Nope. Gardner Fox is going to give us an explanation, by Zeus, and it’s going to be coherent and possibly even scientifically plausible. As an aside, I really do miss the splash page, a little something to set us up for what’s coming, and maybe even explain what’s going on before we get the show on the road. Our story begins in Central City’s Community Center, where Barry Allen has come to support his girl, Iris. Turns out the magician Iris hired to entertain a group of orphans pulled a no-show, but Barry has an answer: he’ll just ask his “old friend” The Flash to step in. One quick-change later, Flash pulls a number of high-velocity magic tricks (including a game of tennis with himself), before trying the most amazing trick of them all…
At first, it looks like another trick, but something else is up… Barry suddenly finds himself on a darkened road, in the middle of nowhere. He suspects that he vibrated so fast that he teleported through some sort of space-warp, but as he races back to the city, he notices that several of the landmarks that he expects to see are missing. Barry hopes that he hasn’t thrown himself back in time to before those structures were built (a very shrewd thought on his part), but instead finds something even more unnerving.
Curioser and curioser, Mr. Allen thinks, as he checks the newspaper for the current date. It’s no time warp… He suddenly remembers something from his past, and his lightning-fast brain starts putting pieces together. “Could it be that… what I’m thinking… “HE” used to live there!” Checking the phonebook, the Scarlet Speedster finds what he’s looking for, racing across the city to an address he remembers from his childhood…
He goes on to recount an accident that left young Garrick flat on his face, breathing experimental “hard water” fumes all night, waking the next morning to find himself the fastest man alive! Jay is stunned that this complete stranger just told him his own life story, right down to the details that only HE should have known, until Barry drops the bomb: He, too, is The Flash, but the Flash of an alternate Earth! With this casual conversation, the entire DC Universe changed forever, no joke. But right now, it’s just two men mulling over their strange situation. Barry recounts his own origins (struck by lightning that forked through a rack of chemicals), while Jay mentions a string of strange robberies that have tempted him to come out of retirement. The first involved money simply flying off into the air, while the others…
And, on the third page following (I love the little hands on the caption boxes, too, a trademark of artist Carmine Infantino, and a recurring Flash theme), we finally see what caused those strange robberies, the ones that seemed like you’d need mind-over-matter powers, control of darkness, and some sort of mystical musical powers.

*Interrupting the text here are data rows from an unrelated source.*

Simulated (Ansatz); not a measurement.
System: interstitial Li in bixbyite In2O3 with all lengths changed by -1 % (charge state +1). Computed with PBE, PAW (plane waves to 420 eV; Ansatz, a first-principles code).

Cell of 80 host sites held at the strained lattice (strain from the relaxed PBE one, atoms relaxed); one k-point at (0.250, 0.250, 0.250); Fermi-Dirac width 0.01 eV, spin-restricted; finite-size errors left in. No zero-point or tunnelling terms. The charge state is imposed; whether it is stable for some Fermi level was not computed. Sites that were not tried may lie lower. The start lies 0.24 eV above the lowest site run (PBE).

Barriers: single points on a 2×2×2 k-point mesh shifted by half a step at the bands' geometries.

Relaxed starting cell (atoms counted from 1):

Turns out that it was villains with mind-over-matter powers, control of darkness, and some sort of mystical musical powers, all recently released from jail. The expository dialogue feels very clever and simple, and though it feels awkward, it’s awkward in a very nostalgic and awesome way. The two wing-heads split up, to try and track down the source of the robberies, and Jay hits paydirt first, catching the Thinker in the midst of stealing the Neptune Cup. Using telepathic coersion, Thinker influences the owner of the cup to just hand it over, but The Flash arrives just in the nick. He tries to nab the Thinker, but the villain seems to teleport, and Jay starts racing after him, only to have it happen again, and again, and again, until he’s nearly exhausted.
The years of inactivity have not been nice to Jay (it has been over a decade without this sort of exertion for him,) but sadly, his successor to the name isn’t doing much better. Barry has encountered a strange black cloud at the waterfront, which, unbeknownst to him, is covering another theft by The Shade. Barry disperses the darkness with a speed funnel, and runs on water to catch the fleeing Shade, but gets outsmarted in short order…
Curses! Oiled again! I’m very sorry about that… Beaten separately, the two Flashes join forces to engage the third threat, the crazy violinist called “The Fiddler,” and it’s an awesome sight to behold. Two words: FIDDLE CAR!
I just love the visual of the Fiddle Car. It’s so goofy that it becomes genius, then returns to goofy again. In a moment that should be stapled to the insides of Joe Quesada’s eyeballs, the moment shown on the cover IS PART OF THE STORY (not to mention being an attractive layout that gives you some idea what is inside the book in question, keeping you from buying a comic multiple times because you can’t tell the stupid covers apart and the issue number is a two point font), and the two Flashes are distracted long enough for the Fiddler to make his escape. He’s a genius, right up until the point where he parks his Fiddle Car in a very visible driveway, allowing both Flashes to just walk up and attack. He uses his super Fiddle to make them dance for his pleasure, then instructing them to do his bidding and pick up the jewels that he just heisted, knocked to the floor in their attack. He then orders them to freeze for 24 hours so that he and his compatriots can escape. Both Flashes stop moving… then suddenly burst into action, faster than thought, and capture all three malefactors in seconds. How, you ask?
That’s absolutely brilliant. Jay doesn’t realize, when he figures out how to cross back and forth from watching Barry, that they’ve just begun something that will last for a quarter century, with both his old Justice Society friends and Barry’s Justice League pals all getting involved, leading up until the Crisis itself in 1986. In a bizarre moment, Barry ends the issue by thinking he should look up Gardner Fox (who wrote many of the old Flash’s stories, as well as the one we’ve been reading) and let him write up this adventure in a comic book (which is later the basis for the existence of Earth-Prime, ostensibly OUR Earth, and the eventual rampage of the Earth-Prime Superboy).
It’s exhilarating to watch the ideas flying in this issue, and absolutely daunting to realize how much of the next three decades springs directly from this issue and the chance meeting of Flashes. “Flash of Two Worlds” is one of those stories that changed the industry, years before Dark Knight or Watchmen, and it lives up to the hype. The rules of comics are being written before our very eyes, and it’s entertaining as hell. Flash #123 though nearly five decades old, earns itself 4 out of 5 stars.
[rating 4/5]
3 Comments
What a great look back :D Is that one in the locked bin at work, or one from your massive collection?
Technically both. I bought it for the purposes of reviewing after our recent discussion of Flash back issues revealed it’s presence in the bins. :)
I got mine by trading 4 (or was it 5) Star Wars #1’s 10 years ago. Gotta love Barry Allen as Flash.